A few weeks ago, I went up to the In Pursuit of Balance (IPoB) Tasting in New York. While I was there I ran into Donna White, whom I follow on Twitter, and she invited me to the Pasternak Wine Imports a couple of weeks later. (Full disclosure: I went to IPoB with Joe Roberts, aka 1winedude, and the invitation just happened to be proffered to both me and the Dude while he was standing next to me, coincidence?)
Well, it turned out that Joe could not make the tasting–he was off at some exclusive junket instead (no, he did not invite me to that one). Nonetheless, the invitation stood, and after convincing my wife that I “needed” to go, I was back on my way up to NYC.
I took the train up, which I enjoy for no other reason that it provides plenty of fodder for this blog. Usually, I see at least three or four crazy people to observe, write about, and pray that they don’t notice me staring at them. Well, this ride was tragically boring. No fights between couples, no parents smacking their children, and no drunks getting kicked off the train. In fact, there was absolutely nothing until twenty minutes outside of Penn Station when the guy next to me pulled out an old-fashioned razor–they type that my father used to use. I was a little nervous since I have watched a lot of old cop shows on TV, and have seen what crazy people can do with a razor blade.

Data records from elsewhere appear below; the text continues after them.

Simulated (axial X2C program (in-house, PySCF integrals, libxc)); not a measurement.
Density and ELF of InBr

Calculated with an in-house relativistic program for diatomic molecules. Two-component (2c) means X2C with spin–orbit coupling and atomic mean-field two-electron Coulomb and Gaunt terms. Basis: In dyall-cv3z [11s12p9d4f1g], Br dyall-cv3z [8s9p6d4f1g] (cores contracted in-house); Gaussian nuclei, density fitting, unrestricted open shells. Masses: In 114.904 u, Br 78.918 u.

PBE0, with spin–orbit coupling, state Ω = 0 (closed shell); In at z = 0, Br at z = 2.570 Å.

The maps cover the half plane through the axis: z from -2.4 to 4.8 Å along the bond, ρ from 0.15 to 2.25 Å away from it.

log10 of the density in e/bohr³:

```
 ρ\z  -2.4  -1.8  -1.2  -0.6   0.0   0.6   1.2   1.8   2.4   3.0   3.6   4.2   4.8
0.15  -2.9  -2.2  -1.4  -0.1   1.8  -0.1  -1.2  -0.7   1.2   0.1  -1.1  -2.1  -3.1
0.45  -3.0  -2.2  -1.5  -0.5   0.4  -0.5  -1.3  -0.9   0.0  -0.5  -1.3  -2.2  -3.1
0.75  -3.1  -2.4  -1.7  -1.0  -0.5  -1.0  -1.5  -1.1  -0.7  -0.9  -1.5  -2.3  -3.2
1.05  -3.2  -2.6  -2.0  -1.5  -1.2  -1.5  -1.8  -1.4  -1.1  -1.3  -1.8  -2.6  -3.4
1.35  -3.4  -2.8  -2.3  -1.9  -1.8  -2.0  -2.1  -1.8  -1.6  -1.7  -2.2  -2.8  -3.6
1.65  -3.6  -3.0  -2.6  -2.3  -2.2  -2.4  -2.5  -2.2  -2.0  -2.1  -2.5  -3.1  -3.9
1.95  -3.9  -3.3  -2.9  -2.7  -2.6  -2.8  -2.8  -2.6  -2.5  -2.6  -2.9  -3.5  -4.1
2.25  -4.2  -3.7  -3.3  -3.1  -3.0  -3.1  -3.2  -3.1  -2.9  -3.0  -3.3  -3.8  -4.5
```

It would have been a bit odd for me to get up right away, since the train really had not slowed down yet. So I sat there and watched as he proceeded to shave his head. I am no expert on baldheadedness, but in my opinion, he was already quite bald with no sign of hair. Maybe he wanted to look his best for his girlfriend. Or his parole officer.
I figured that this met my daily quota for crazy (or at least odd), so I got off the train and headed uptown.
The tasting in the morning was a seminar with winemakers from several of Pasternak’s clients in France discussing the influence and importance of terroir in their wines. In all, there were six wines for us to taste: a champagne, a Pouilly-Fumé (Sauvignon Blanc), a white Châteauneuf-du-Pape, and three red Bordeaux.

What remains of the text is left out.